In a 68-page ruling issued late yesterday, a federal magistrate rejected Microsoft's motions for summary judgment, forcing the case to trial possibly in January or February.
"This is no surprise, and we look forward to making our case at trial," Microsoft spokesperson Jim Cullinan said.
Orem, Utah-based Caldera claims Microsoft used its dominance in the software industry in the late 1980's and early 1990's to crush competition from a product called DR-DOS, which Caldera obtained in 1996. Caldera is seeking $1.6 billion in damages.
"The judge denied the final four motions--and this means he denied all the motions--Microsoft presented for summary judgement," said Caldera spokesman Lyle Ball. "So he is saying we have sufficient evidence to support our claims and proceed to trial."
Had the judge granted any of Microsoft's motions, he could have ruled on that aspect of the case without presenting it to a jury, said legal experts.
"This means we can present our entire antitrust case to a jury trial, which is scheduled to begin January 17 in the U.S. District Court in Salt Lake City," Ball said. "We are very glad Microsoft was unsuccessful in breaking up our case."
Caldera last year produced an internal Microsoft email message to back its claim. The company alleges Microsoft engaged in other anticompetitive behavior as well.
"We continue to believe that Caldera's claims have no merit and remains an attempt of one company, who paid $400,000 for this lawsuit, to get money from Microsoft," said Cullinan. "This case is only about money, since Caldera was never harmed by any of the allegations they name in its complaint."
Because juries can be so unpredictable, Microsoft would have preferred the judge settle the matter, said Rich Gray, intellectual property attorney with Outside General Counsel for Silicon Valley.. "Anytime you step into a jury trial you're taking a risk, even if you have what you believe to be a strong case."
Networking rival Novell sold DR-DOS to Caldera, which has waged an ongoing war with Microsoft in the marketplace and courtroom.
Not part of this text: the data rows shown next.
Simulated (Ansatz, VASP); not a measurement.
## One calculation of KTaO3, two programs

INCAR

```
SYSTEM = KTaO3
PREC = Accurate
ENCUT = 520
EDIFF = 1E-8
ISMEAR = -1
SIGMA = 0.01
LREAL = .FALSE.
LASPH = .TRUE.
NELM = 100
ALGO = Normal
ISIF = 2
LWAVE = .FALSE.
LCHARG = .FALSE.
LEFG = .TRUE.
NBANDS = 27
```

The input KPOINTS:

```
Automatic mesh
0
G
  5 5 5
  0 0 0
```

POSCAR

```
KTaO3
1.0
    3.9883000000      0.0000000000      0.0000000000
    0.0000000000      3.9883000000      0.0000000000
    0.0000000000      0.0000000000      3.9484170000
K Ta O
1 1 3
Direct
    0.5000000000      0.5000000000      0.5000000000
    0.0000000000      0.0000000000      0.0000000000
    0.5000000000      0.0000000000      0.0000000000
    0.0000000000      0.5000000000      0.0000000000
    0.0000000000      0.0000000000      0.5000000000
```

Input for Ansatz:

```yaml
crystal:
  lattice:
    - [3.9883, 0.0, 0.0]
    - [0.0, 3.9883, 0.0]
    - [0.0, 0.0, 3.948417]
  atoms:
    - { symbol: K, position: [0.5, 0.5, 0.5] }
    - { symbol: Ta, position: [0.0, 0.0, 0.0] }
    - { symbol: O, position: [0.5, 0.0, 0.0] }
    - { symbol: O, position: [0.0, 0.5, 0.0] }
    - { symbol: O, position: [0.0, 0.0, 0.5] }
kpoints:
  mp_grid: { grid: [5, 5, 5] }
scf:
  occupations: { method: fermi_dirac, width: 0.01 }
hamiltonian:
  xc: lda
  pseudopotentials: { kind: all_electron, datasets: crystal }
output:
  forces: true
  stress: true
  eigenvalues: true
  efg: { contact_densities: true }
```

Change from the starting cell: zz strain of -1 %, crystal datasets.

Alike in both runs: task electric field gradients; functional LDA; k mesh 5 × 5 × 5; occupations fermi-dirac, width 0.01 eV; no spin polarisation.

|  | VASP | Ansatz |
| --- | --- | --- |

"This lawsuit is about obsolete technology, MS-DOS, and we believe that when you look at each and every allegation, Caldera fails to meet its burden of proof," said Cullinan.
Waiting for "findings of fact"
In other matters, Microsoft and the Justice Department await a federal judge's "findings of fact," which could come as early as tomorrow. In its historic antitrust trial against the software giant, the government and 19 states allege Microsoft used its Windows monopoly to crush browser rival Netscape Communications, now owned by America Online.
Antitrust experts point out that some issues of Caldera's suit are similar to the government's antitrust suit against Microsoft. In that case, the government alleges Microsoft tied the Internet Explorer browser to Windows in an effort to leverage its monopoly power from one market into another.
Caldera alleges something similar, claiming MS-DOS and DR-DOS are operating systems and Windows is a consumer graphical interface separate from the operating system.
Caldera faces two hurdles if it goes to trial, said University of Baltimore Law School professor Robert Lande: proving consumer harm and showing MS-DOS is separate from Windows.
"Let's assume for the sake of argument, Microsoft did unfairly wipe out DR-DOS," Lande said. "You can't bring DR-DOS back, so the only thing you could do is take a big pile of money from Microsoft and give it to Caldera, but what difference does that make from a consumer's point of view?"
There other issue is more problematic for Caldera, Lande said. "If this case tried was tried back in 1991, you could have argued this was two products tied together. Today, I wonder if we would make that same judgment, because we're so used to thinking of Windows as one product. If we say it's one product, Caldera loses and that's going to be their toughest issue."
Lande worked for Digital Research, the original developer of DR-DOS, about ten years ago and helped draft the first allegations against Microsoft in this matter. He no longer has any financial interest in its outcome.